So… impressions? First, the set is curiously beautiful, for all its cluttered shabbiness. It is the kind of crypt that you might find under the chapel in Elijah Moshinsky’s Rigoletto – lots of fascinating detail going on, lots of bits and pieces to play with. In fact, in a strange way it reminded me of the set of Neil Armfield’s Peter Grimes. Nothing glam, just a characterful all purpose space which can be seen through literal or metaphorical goggles depending on need – a brighter, more interesting version of a black box.

Second, my two bobsworth about the direction. I loved bits, I hated bits. The violence was great. Love a good bit of enthusiastic, dangerous looking stage violence, especially when splashed with blood. All the incidental business was great – Spoletta and Sciarrone and the Sacristan fidgeted and perved and ignored delightfully. I particularly loved it as Warwick Fyfe, now metamorphosed into Gaoler, came out at the beginning of Act Four with a replay of the Sacristan’s morning rituals, one terrible day later.

As for the central three, Tosca, Cavaradossi and Scarpia, they were electrifying. John Wegner made my skin creep. However, the chorus breaking into slow mo civil disobedience (then clearing up like admonished naughty schoolkids) and the Lotto Countermelody went straight over my head. I was also troubled by Jud Arthur’s hammy lurching about as the exhausted Angelotti, and his albeit adrenalin fuelled but nevertheless miraculous recovery to climb up and leap through a window ten feet up the wall. It didn’t offend me. It just made me uncomfortable. Which is perhaps what this production was meant to do.

It’s probably time to admit that I have never seen Tosca live on stage before. No, not once. Not even the 30 year old John Copley production. I’ve never been in a theatre to see the great leap off the ramparts, or a heavenly Te Deum. Christopher Alden’s Tosca is My Tosca now, the one against which I will make comparisons.

So, calling all you Tosca veterans out there – Alden fans or no. In other productions, does Tosca seem like a paranoid whiny piece of fluff in the first act? And does Cavaradossi sound like a long suffering “No your bum doesn’t look big in that” kind of guy? And are there any parts of the opera in which anyone – anyone at all — is heroic? It seems My Tosca is one devoid of heros. Cavaradossi, admittedly, puts up with a great deal (and I don’t mean Tosca here). He is the closest one gets to a real hero. Angelotti has any heroism stripped away when he has to dress as a woman. Tosca spends most of the opera struggling to grasp the situation. Scarpia and, in turn, Spoletta are pretenders to the title, going through the motions of power, control, mastery, but never heroism. So who is one to like? What is to be salvaged from this trainwreck of a situation?

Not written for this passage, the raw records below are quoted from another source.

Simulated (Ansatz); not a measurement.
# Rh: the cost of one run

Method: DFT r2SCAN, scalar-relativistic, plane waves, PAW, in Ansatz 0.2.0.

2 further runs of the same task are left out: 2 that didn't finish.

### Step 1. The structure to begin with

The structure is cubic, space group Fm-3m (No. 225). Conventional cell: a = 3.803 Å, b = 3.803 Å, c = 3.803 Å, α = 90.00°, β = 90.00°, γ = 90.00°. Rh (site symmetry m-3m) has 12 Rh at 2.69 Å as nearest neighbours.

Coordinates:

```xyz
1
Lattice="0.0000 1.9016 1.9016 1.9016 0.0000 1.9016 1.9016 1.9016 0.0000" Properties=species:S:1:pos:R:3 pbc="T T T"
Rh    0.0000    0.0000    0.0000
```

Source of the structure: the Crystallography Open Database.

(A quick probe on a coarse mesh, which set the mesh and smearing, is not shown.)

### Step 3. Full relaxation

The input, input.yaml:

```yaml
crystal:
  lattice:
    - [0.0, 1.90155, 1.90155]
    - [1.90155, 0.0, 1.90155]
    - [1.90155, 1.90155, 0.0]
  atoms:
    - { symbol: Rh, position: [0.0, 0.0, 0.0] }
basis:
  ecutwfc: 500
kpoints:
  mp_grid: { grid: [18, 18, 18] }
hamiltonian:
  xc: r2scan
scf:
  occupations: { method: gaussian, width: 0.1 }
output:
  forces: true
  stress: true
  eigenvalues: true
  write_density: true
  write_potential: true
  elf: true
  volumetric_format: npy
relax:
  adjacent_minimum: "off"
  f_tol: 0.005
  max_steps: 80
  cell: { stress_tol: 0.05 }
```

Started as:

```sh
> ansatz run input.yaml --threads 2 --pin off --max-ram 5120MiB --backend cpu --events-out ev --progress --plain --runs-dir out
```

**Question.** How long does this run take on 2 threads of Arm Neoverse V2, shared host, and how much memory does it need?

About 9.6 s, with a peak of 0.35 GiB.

The survivor is the music. I think that is what, beyond all else, won me over to this performance. One often lumps Puccini in with Verdi as ‘romantic opera’ — swooning strings, soaring voices etc. But when you don’t play up to the love duet, you don’t do the Te Deum with religious fervour, Puccini’s music comes across like a film score, wiry and spare at one moment, with the big crescendos for the close-ups. I’ve been in the pit for Boheme and seen how intricately the music follows the libretto, but this Tosca was even more of an eye-opener. I want to listen to it all again, with a score, and preferably with John Wegner, Rosario La Spina and Takesha Meshe Kizart singing. Because in case I forget to mention it, they were spectacular. Even Rosario, whose voice I’ve never quite got before, made me sit up, ears wide open, for his beautifully crafted high notes. I hope Opera Australia are proud of this production, and proud of the director who served the music so well and the musicians who performed it.

Turns out My Tosca was a real bloody treat.

2 Comments

  1. What! No comments, yet? Amazing!
    I will not take much issue with what you have said. The singing was great, the set a fine alternative, and the memory of Scarpia eating pizza from the cardboard package will remain for ever a brilliant touch. (What! No candle sticks!!) The choir’s actions were incomprehensible to me, but then I also had difficulty with the Marchese climbing on the confessional roof as a sort of muse with no role.
    On the whole the production failed to ignite excitement for me, in spite of the fine singing (and apart from the less than adequate performance by the cello soloist).
    After reflection I have come to the view that there is a disconnect between the musical style and the harsh modern setting. For the modern setting a score with more edge to the music would seem necessary. Janacek would work fine. Puccini’s rich emotional outpourings match better with a more traditional staging, I feel. Nonetheless, an experience to savour and remember.
    J

    • Yes, the Marchese… bit odd. But I did like the harshness, for a change. It makes once listen to Puccini like a twentieth-century composer, which of course he is, just. He would have made a mozza in Hollywood!